Cleveland on Cotton 30-Jun-2024
Posted : July 20, 2024

Cleveland on Cotton: Cotton Plantings Report Surprises Market, Potential for Better Prices Remains

June 30, 2024
By Dr. O.A. Cleveland

Despite the very bearish USDA June plantings report, the potential for higher 2024 crop prices remains on track. Recall, we warned that higher prices would come very, very slowly and only bit by bit.

Despite the report indicating that 11.67 million acres were planted to cotton across the U.S., most of the increased acreage was planted in the vast dryland of the Southern Plains – an area very susceptible to drought. Prospects for an average crop are dim, as the region is very deficit of the moisture needed to produce an average crop, much less a bumper crop. However, there is time.

While the plantings report surprised the market, prices somewhat recovered and settled the week at 72.69, basis December. The larger plantings does open the door for a price scare down to 70 cents and slightly below. Weather problems across the Cotton Belt will have to be overcome if December futures are to fall below the 70-cent mark. That possibility is real, and the market will keep a keen watch on crop progress and moisture.

USDA’s June plantings report estimated 2024 cotton plantings at 11.67 million acres – up 3.8% or one million acres from the March planting intentions estimate. The million-acre increase, while unexpected, noted Southeastern plantings at 2.37 million acres, up 40,000 from the March estimate. Mid-South plantings totaled 2.01 million acres, up 140,000 acres from March intentions, with most of that increase in Arkansas.

The principal increase – 860,000 acres – came in the Southwest where plantings were estimated at 6.97 million acres. Texas accounted for that increase. Far West plantings were only 138,000 acres – 22,000 below the March estimate. Pima plantings were estimated at 182,000 acres, down 21,000 acres from March intentions.

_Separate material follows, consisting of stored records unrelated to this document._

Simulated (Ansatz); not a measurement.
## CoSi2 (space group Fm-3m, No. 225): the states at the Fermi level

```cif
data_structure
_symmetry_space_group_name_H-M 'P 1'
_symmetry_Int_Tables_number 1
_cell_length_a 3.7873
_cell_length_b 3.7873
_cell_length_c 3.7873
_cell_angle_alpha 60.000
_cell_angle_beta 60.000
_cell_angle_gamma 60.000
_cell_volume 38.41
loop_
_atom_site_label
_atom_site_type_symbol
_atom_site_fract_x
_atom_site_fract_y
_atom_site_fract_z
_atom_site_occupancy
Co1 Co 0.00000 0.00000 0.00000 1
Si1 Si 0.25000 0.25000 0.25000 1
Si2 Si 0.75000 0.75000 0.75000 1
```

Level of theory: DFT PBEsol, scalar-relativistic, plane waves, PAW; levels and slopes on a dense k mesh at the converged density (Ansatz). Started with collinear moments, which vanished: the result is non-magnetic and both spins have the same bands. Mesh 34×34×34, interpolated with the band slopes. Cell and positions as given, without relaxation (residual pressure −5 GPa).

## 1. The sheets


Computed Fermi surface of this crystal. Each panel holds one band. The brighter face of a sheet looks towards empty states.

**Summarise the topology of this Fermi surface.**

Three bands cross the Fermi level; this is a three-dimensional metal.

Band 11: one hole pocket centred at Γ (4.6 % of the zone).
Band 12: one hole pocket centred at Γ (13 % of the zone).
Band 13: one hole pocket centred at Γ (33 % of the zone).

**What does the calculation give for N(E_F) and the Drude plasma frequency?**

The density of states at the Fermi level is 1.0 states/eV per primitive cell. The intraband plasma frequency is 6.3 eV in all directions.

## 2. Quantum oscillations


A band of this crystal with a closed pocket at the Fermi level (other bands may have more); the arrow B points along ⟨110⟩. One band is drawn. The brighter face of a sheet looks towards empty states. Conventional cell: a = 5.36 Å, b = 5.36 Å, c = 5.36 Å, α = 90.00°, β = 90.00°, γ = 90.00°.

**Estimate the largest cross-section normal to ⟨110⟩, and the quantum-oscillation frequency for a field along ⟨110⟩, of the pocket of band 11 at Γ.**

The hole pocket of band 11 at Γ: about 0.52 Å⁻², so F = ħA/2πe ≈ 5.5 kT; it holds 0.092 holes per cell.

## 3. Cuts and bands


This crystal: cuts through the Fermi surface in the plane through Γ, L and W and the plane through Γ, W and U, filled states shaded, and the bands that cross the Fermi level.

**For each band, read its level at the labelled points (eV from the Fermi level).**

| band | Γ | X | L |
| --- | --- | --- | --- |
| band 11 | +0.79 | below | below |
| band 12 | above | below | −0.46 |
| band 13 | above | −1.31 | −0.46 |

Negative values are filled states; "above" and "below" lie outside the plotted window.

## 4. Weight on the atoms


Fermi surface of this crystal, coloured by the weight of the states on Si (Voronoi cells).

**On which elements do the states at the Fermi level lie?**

The increased plantings will lead USDA to increase its estimate of U.S. production from its current estimate of 16.0 million bales to some 16.6 million bales, accounting for abandonment, weather conditions, and crop progress. Thus, its estimate for exports would increase from 13.0 to 13.3 million bales, with carryover increasing to 4.4 million bales.

The initial price impact of the increased carryover would tend to push the New York ICE contract some 3 cents lower (lower than the pre-report trading range), or down to the 71-72 cent level. However, the July supply demand report is set to be released July 12, and many feel USDA will lower its export estimate, thus increasing carryover by a like amount –  possibly as much as 400,000 bales.

The weekly export sales report was as expected. Net sales of upland totaled 93,600 bales – not  disappointing as year-ending sales are always somewhat small as mills focus on spinning needs for the coming six months. Not so for shipments. Year-ending shipments did, in fact, disappoint. However, a reduced export estimate is already somewhat factored in the market price.

The lower export estimate, coupled with the potential for a larger crop, will continue to add bearish pressure through the month of July. The market will be challenged to protect its 70-cent price support level.

Chinks in the bear’s armor continue to exist. Mills, while not aggressive, are beginning to fill some limited yarn orders and are willing to bid for cotton. However, they are some 2-3 cents below the market. Thus, the combination of these factors does suggest a price drop as low as 68 cents. Yet, December’s slow trek to higher prices is only delayed until August.